This module examines sustainable options for energy production, supply and consumption in relation to the clean energy transition now underway in many countries. The aim is to give students an understanding of current trends in the energy market and to enable a critical evaluation of emerging ideas, technologies and policies especially in relation to new and renewable energy supply systems.

This module aims to impart an understanding of the underpinning theoretical principles and practical calculation methods for analysis of renewable and non-renewable energy systems and an appreciation of how these systems are integrated in practical applications. Emphasis is on heat transfers and thermodynamic cycles.

This module aims to provide students with an understanding of the operation of modern electrical power systems featuring renewable and low carbon generation, along with the techniques to undertake a basic technical analysis of key electrical devices and systems.

This module aims to impart an understanding of the theoretical and operational principles underlying simulation modelling of energy supply and demand systems and their environmental impact. The emphasis is on practical computer lab-based modelling exercises.

This module aims to cover a range of advanced materials manufacturing techniques that are either widely used or emerging in industry. Techniques include Additive Layer Manufacturing, Electron Beam Welding, Superplastic Forming and advanced machining approaches. In addition, non-destructive evaluation techniques to ensure high levels of manufacturing integrity will be described. Sustainability, energy use and economic aspects will be explored through Life Cycle Analysis methodologies.

This class is designed to provide students with an understanding of available satellite datasets, their characteristics, processing and visualisation methods and tools, descriptive analytics methods. The class is designed to provide theoretical foundations as well as hands-on exercises.

This module provides a structured introduction to the design management process, issues, and tools, enabling students to select and apply appropriate design methods within modern design practices and new product development. It covers various approaches to design development, including concurrent and team engineering, product and design management, distributed design, and decision support, alongside key design activities and process models. Emphasis is placed on design coordination, performance, and innovation, with a focus on recently developed, product-independent design methods and their application in industrial environments.

This module aims to provide you with skills relating to the use of engineering practices in project management. There's a focus on the effective and efficient use of resources.

This module covers one of the major challenges of modern industry which is to address the need for sustainable product development and manufacturing. International legislation and increasing costs of fiscal instruments such as the landfill tax now aim to force producers to reduce the environmental impacts of their products and processes.
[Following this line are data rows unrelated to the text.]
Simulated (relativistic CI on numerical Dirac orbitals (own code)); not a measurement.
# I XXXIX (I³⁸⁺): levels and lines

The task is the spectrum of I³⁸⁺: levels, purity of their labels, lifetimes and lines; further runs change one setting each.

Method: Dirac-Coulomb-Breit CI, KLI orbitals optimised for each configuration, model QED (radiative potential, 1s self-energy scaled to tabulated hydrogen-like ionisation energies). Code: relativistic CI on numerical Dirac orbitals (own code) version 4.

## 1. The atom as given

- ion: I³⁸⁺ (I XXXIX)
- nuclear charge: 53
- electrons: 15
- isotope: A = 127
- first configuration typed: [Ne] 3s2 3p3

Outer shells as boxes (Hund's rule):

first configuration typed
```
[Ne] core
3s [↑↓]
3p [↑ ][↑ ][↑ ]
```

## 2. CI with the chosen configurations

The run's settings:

Accelerating globalisation and industrialisation continues to exacerbate complexity of sustainability. Whilst manufacturers are constantly required to lower their costs and maintain their competitiveness, legislations require them to look at lifecycle costs.

At the end of this module students will be able to:

• understand the importance of sustainable product development and sustainable manufacturing and how to establish competitive advantage
• describe End-of-Life issues and critically discuss the place of reuse processes in Sustainable Design and Manufacturing, as well as identifying the various reuse processes, defining and differentiating them and critically discussing their particular advantages and disadvantages in sustainable manufacturing
• identify the product features and characteristics that facilitate and hinder product recovery and be able to technically analyse products’ sustainability and redesign them for enhanced sustainability
• identify the fundamental “building blocks” of LCA and describe/illustrate the use of LCA in lifecycle decision making, as well as describing Biomimicry use in product design

Assessment and feedback will be in the form of coursework (100%) including discussion forums, group seminars and a position paper.

Aims to develop students’ understanding and engagement with leadership, performance and purpose within an industrial context, building a crucial foundation upon with to build their future career as senior engineers and decision makers.

This module aims to develop an understanding of the degradation processes that are responsible for eventual in-service destruction of metals and alloys. The module will focus on the fundamental mechanisms and prevention strategies related to corrosion, erosion and corrosive wear.

This module aims to give students a thorough introduction to the materials science and metallurgy that underpins the design of engineering systems. This will build on basic concepts to give an appreciation for the theory of alloy design and strengthening mechanisms, including an understanding of the importance of fracture and creep.

This module aims to give an introduction to linear elastic and nonlinear finite element analysis (FEA) and its application to practical mechanical engineering design analysis problems.

Composite materials are the optimised combination of modern materials that can provide outstanding properties. This module aims to give a basic understanding of modern composite materials and an appreciation of predictive modelling and design implications when composites are applied to engineering structures. The main composite manufacturing processes will also be outlined.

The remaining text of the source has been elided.